USDA Returns to Centralized Interpreting Services in Landmark Settlement, Improving Interpreter Access and Addressing Discriminatory Employment Disincentives


Washington, DC, August 30, 2022  Following the conclusion of claims administration, lawyers for a class of deaf and hard of hearing employees of the United States Department of Agriculture (USDA) working in the metropolitan Washington, D.C. area announce a settlement in Campbell v. Vilsack (EEOC No. 570-2018-00277X).  Plaintiffs were represented by the National Association for the Deaf (NAD), Zelle LLP, and Latham & Watkins LLP.  The lawsuit alleged that the USDA provided inconsistent and unreliable sign language services to its DC-area deaf and hard of hearing employees when it stopped providing centralized services in 2014.  When the USDA decentralized its sign language interpreting system, each of USDA’s seventeen sub-agencies were required to fund sign language services for its employees directly (with costs covered by the particular sub-agency). As a result, the Class maintained that USDA had created a discriminatory disincentive for its managers to hire, retain, or promote deaf employees.

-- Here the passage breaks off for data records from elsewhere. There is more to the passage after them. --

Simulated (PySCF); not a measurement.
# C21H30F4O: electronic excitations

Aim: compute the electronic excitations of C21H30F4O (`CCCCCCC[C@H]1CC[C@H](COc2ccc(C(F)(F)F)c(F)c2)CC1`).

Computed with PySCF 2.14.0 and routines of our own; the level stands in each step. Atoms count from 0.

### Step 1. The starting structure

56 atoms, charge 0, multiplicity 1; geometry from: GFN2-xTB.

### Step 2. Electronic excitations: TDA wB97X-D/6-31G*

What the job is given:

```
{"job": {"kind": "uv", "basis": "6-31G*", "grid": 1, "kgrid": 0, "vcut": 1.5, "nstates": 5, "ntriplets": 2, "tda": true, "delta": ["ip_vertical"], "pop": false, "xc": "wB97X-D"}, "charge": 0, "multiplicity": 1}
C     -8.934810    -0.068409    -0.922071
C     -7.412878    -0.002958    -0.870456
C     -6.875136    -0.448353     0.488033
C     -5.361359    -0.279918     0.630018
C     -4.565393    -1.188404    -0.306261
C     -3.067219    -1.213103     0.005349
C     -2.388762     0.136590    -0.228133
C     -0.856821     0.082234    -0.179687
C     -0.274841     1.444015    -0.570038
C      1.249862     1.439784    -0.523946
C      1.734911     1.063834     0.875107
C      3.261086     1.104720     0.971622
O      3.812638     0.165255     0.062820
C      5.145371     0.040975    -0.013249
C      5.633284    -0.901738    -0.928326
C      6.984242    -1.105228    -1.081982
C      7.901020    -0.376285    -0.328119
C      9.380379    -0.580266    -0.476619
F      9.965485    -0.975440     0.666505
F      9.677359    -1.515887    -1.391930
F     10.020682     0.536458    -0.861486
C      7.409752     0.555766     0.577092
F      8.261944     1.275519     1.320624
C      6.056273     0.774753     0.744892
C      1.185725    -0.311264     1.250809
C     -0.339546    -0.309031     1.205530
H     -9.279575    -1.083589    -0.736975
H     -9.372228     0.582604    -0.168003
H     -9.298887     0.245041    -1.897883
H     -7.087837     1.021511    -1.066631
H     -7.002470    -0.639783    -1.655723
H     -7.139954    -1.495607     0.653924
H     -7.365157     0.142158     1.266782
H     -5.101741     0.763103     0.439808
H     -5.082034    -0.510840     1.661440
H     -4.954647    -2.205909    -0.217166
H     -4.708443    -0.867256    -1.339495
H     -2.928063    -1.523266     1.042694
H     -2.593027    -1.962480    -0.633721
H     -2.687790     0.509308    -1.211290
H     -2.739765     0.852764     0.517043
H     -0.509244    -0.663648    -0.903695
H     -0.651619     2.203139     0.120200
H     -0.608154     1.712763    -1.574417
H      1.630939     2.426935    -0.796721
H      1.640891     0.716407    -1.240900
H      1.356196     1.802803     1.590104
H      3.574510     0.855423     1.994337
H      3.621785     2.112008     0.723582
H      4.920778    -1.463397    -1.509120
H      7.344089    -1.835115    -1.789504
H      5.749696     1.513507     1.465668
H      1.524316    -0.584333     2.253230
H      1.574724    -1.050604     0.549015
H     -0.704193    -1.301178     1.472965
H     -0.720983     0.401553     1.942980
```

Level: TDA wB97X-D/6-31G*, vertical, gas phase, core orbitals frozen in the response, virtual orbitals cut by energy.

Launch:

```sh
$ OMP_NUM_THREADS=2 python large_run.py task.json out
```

After eight years of litigation, all USDA deaf and hard of hearing employees in the Washington, D.C. region will now be able to access sign language interpreting services through a centralized system. Under the settlement, the USDA has agreed to re-centralize how sign language services are provided, and to fund sign language interpreting contracts through a centralized shared cost program.  This centralized funding system requires each sub-agency to contribute funding based on its total number of full-time employees, no matter how many deaf or hard of hearing employees work at each sub-agency or how often each sub-agency’s employees use sign language services.  Using this funding system makes sure that none of the USDA’s sub-agencies are motivated to avoid hiring, retaining, and promoting deaf and hard of hearing employees.  Under the settlement, DC-area deaf and hard of hearing USDA employees are also able to have input in how the USDA contracts with sign language interpreting vendors as well as to provide performance evaluations of these vendors.

Additionally, the Settlement included requiring the USDA to pay $550,000: $30,000 to the individual class members and $520,000 in attorney’s fees and court costs, which will be used to further support the NAD’s mission “to preserve, protect and promote the civil, human and linguistic rights of deaf and hard of hearing people in the United States of America.”

“This historic lawsuit and settlement demonstrates the importance of centralized funding and coordination of reasonable accommodation to truly ensure an accessible and equal workplace for people with disabilities. We hope that this case brings about change across all federal agencies, state agencies, and the private sector to use centralized reasonable accommodations and thereby improve employment for all people with disabilities,” said Howard A. Rosenblum, Chief Executive Officer of the NAD.

“After advocating for many years to ensure access to legally required reasonable accommodations, and to remove disincentives to hiring, retaining, and promoting deaf and hard of hearing employees, we are thrilled with the settlement in this case,” said Timothy McLaughlin of Latham & Watkins.

“This is a transformative result not only for those directly impacted in this case, but also for countless others who will benefit in the years to come,” said John A. Carriel, an attorney with Zelle, who served as co-class counsel. “We were honored to represent the class, and delighted to have taken part in the cohesive partnership that achieved this result.”

About the National Association of the Deaf

The National Association of the Deaf (NAD), established in 1880, is the nation’s premier civil rights organization safeguarding the civil, human, and linguistics rights of 48 million deaf and hard of hearing people in the U.S., including hundreds of thousands whose primary language is American Sign Language.

About Zelle LLP

Zelle is an international litigation and dispute resolution law firm committed to pro bono litigation. With offices in Atlanta, Boston, Dallas, London, Miami, Minneapolis, New York, Oakland, Philadelphia and Washington, DC, Zelle represents clients in challenging, high-stakes insurance-related disputes, antitrust/competition and other complex business litigation in the United States and around the world. 

About Latham & Watkins LLP

Latham & Watkins delivers innovative solutions to complex legal and business challenges around the world. From a global platform, our lawyers advise clients on market-shaping transactions, high-stakes litigation and trials, and sophisticated regulatory matters. Latham is one of the world’s largest providers of pro bono services, steadfastly supports initiatives designed to advance diversity within the firm and the legal profession, and is committed to exploring and promoting environmental sustainability.